I am a romantic. I believe that love at first sight and soulmates are real things. I like sappy love songs, country music, chick flicks, and stories with happy endings.
I’m also a realist, and I think relationships are just hard. I also think that staying with anyone, no matter how much you love them, takes a lot of damn work. Some days it seems like every single thing you can think of to say or do is the exact wrong thing. In fact, it’s hard to believe there are so many wrong things.
Recently Rose and I decided to try a partner yoga class. I hate the idea of partner yoga. Even more than regular yoga, it seems like a setup for complete disaster. It also seems like a great metaphor for why relationships are so hard. Most yoga poses are hard enough for me by myself, and adding the pressure of not throwing someone else off balance, or dropping them, just seems like too much. Not to mention getting dropped or knocked over by the other person.
Sometimes when I am extremely resistant to an idea, it is because I should avoid that thing for a lot of good reasons. Sometimes, however, I fight it because it’s exactly what I need and I just don’t feel like working that hard, or working on that part of myself.
About half way through the class, our instructor had us all get back to back with our partners and prepare to go into half moon. Of the many yoga poses I dislike, half moon is high on my list. My standing leg gets tired , my hip on my lifted leg hurts, I don’t ever feel balanced, my bottom hand can’t reach the ground, my top shoulder hurts… It’s a pretty long list of gripes. So sure, let’s add the layer of doing that back to back with another person with their own list of physical complaints. I see no way that could go wrong. Such a good test of a nearly 25 year relationship.

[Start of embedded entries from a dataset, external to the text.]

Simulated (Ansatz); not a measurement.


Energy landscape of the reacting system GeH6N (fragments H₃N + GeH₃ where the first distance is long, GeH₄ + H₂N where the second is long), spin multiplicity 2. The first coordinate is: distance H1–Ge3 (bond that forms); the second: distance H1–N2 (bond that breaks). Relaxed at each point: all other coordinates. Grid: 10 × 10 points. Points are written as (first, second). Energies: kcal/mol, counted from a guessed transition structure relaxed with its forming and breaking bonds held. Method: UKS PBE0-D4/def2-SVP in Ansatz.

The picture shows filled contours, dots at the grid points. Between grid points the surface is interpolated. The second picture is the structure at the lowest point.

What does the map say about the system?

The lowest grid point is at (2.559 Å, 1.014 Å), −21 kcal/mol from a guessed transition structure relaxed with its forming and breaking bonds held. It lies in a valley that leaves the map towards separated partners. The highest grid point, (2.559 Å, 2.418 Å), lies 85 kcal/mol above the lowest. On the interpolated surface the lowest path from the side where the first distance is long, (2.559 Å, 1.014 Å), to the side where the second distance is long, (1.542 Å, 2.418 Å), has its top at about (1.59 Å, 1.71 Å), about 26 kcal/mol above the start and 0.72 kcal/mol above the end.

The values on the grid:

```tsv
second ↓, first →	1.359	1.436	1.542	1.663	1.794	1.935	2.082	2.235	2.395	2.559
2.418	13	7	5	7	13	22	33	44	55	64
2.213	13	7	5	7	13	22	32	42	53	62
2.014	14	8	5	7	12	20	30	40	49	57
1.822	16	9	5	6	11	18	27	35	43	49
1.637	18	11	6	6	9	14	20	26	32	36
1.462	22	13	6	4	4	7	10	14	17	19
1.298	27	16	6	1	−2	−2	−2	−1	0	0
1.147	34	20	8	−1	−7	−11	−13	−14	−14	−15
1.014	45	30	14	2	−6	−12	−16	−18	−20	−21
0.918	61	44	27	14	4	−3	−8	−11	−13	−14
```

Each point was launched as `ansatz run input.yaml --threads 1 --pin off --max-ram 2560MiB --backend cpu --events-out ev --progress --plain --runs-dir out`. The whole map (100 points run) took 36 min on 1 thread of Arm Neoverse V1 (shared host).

Getting into a yoga pose with another person turns out to take less think and more feel. That’s probably true of yoga in general, but left to my own devices my brain starts thinking what Anne Lamott calls its thinky thoughts. It also takes a fair amount of laughter, which fixes anything that feel doesn’t.
What I expected was awkwardness, pain, falling down, and irritation. What I felt was Rose’s back pressing against mine, and when I reached with my raised leg I had hers to search for to help extend the pose, and when I stretched my arm up and back I felt only gentle contact with her hand. What I got – and gave – was support.
Grace. You just never know where it’s going to turn up.